San Marcos Record, San Marcos, TX

Features

December 12, 2010

Capturing the mind's eye

Judith Nicholls seeks to enhance reality through photography

San Marcos — Judith Nicholls goes to great lengths to notice the things in life most of us might miss.

Whether it’s roadside flowers or a waiter resting on a stool inside a bustling restaurant, her job as a photographer is to make you look: Make you really look.

“I try to bring out what I saw in my mind’s eye when I took the picture. It's about bringing out what struck me at the time as interesting. That means you have to isolate it in a way that brings out the character of it that you want others to experience,” Nicholls said.

The Wimberley-based photographer currently has several of her photos on display at the San Marcos Area Chamber of Commerce, as part of the ongoing  San Marcos Art League exhibition.

A computer physicist by trade— and on a team of experts creating some of the United States’ first websites  — Nicholls stumbled into photography as a hobby after she and her husband started a travel website in 1996.

She took so many pictures going from the Caribbean to Europe to Russia that her husband grumbled at the cost involved with them. But her photos quickly became the main draw to their site.

And what started as a simple hobby slowly grew to much more.

“I had a lot of hobbies. I wasn’t really worried bout being terribly bored when I retired,” Nicholls said. “I didn’t know that photography would become so obsessive for me.”

Nicholls was born and raised on the outskirts Kansas City, MO. She and her family embraced nature and traveling from the beginning, camping in Colorado almost every year.

Though she played piano as a kid, Nicholls’ main interest was science. She finished high school in three years and attended Missouri State College to study both math and science.

“I always saw myself doings something with science. I think I thought of math first, but there were no computers when I was in school. When I thought of math as a career, the only jobs that I thought of were teaching and I didn’t think I wanted to teach... I had a good physics teacher in college and that was when we were putting up rockets (into space) for the first time. A rocket scientist is what I had in mind  at the time.”

After two years at Missouri State,  Nicholls went on to Iowa State University and got married. Her husband got a position at MIT in Boston, so Nicholls transferred to Boston University, where she earned her Bachelor of Arts.

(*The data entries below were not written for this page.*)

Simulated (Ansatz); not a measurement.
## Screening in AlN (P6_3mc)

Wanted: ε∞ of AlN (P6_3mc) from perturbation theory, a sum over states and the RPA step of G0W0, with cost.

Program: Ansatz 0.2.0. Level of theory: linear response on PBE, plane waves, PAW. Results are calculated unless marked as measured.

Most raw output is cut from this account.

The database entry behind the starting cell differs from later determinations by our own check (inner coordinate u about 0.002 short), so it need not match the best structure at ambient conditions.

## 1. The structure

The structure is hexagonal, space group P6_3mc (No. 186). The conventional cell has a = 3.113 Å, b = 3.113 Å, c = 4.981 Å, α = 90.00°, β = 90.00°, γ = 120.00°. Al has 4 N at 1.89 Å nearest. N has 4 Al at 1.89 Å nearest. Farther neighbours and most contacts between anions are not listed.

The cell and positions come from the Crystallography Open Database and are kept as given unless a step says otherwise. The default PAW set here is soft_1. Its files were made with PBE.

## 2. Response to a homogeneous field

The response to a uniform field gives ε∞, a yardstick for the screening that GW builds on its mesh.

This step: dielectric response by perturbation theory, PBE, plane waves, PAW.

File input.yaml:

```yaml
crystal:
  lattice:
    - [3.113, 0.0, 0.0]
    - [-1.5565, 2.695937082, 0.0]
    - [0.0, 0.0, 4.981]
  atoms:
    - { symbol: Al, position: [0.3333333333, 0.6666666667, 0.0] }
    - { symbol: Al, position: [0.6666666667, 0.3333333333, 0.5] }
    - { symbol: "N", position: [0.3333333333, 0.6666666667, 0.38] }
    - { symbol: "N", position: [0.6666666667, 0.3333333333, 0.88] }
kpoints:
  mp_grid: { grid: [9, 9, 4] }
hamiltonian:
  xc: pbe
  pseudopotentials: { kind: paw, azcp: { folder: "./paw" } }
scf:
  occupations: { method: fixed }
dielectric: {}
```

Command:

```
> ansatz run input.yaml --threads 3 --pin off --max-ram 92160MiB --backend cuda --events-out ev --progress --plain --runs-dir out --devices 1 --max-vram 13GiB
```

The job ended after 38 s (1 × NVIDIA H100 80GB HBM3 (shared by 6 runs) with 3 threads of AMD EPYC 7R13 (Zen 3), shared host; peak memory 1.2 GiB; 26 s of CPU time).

“Then I attended grad school at Brandeis in Waltham, Mass. and did my post doctorate at Harvard,” Nicholls said.

Upon earning a PhD in High Energy Physics, Nicholls eventually remarried her current husband Gil. When he was transferred to the Chicago area, Nicholls went to work for Fermi National Accelerator Laboratory in Batavia, Ill. in computer support for physics. By 1992, she was helping Fermi build some of the first websites in the country.

“The World Wide Web (not the Internet itself, but what we now call the Web) was invented at a similar laboratory in Switzerland to help physicists communicate with each other,” Nicholls said. “The U.S. physics laboratories had the first websites in the United States. So I’ve been involved with building Web pages from the beginning.”

In 1996, Gil and Judith started their own travel agency, and Judith kept up the website. She documented their excursions through her camera, and the photos on top of their websites began to draw more and more people. Nicholls began to recognize her skill as a photographer, all while still working at Fermi Lab.

“I did the website weekends and nights, and we both had a fair amount of vacation through our jobs,” Nicholls said. “We did a lot of the Caribbean because that’s where our customers went. We also went to Thailand and China, and Russia, a huge number of European river cruises, Australia and Central America.”

Her method? Simply documenting everything she saw. That strategy has changed over the years, Nicholls says, as she has fine-tuned her craft.

“A lot of my work on the travel site was very documentary, but now what I like to do is I’ll see something that strikes me and then I want to either make it look like I saw it, or look like I would like to have looked,” Nicholls said. “I frequently process my images on a computer to make them better focus on my intended subject or goal of the photography.”

The two moved to Wimberley in 2006 after retiring and Judith suddenly had no avenue to share her pictures. So she joined the Wimberley Valley Art League — and later the San Marcos Art League and the Hill Country Photography Club — and moved from documentary photography to art photography.

“We moved to Wimberley to be near Gil’s sister. She told me one day ‘you’re a good photographer, why don’t you join the art league?’” Nicholls said. “And people have been very welcoming in this area. The Hill Country really is a great place to grow as an artist.”

She admits she’s still learning. But her philosophy remains challenging the viewer keep looking, experiencing the scenes or moments or points of view that normally get passed by.

“Why do people like to look at my pictures? They see things they didn’t notice, I hope,” Nicholls said.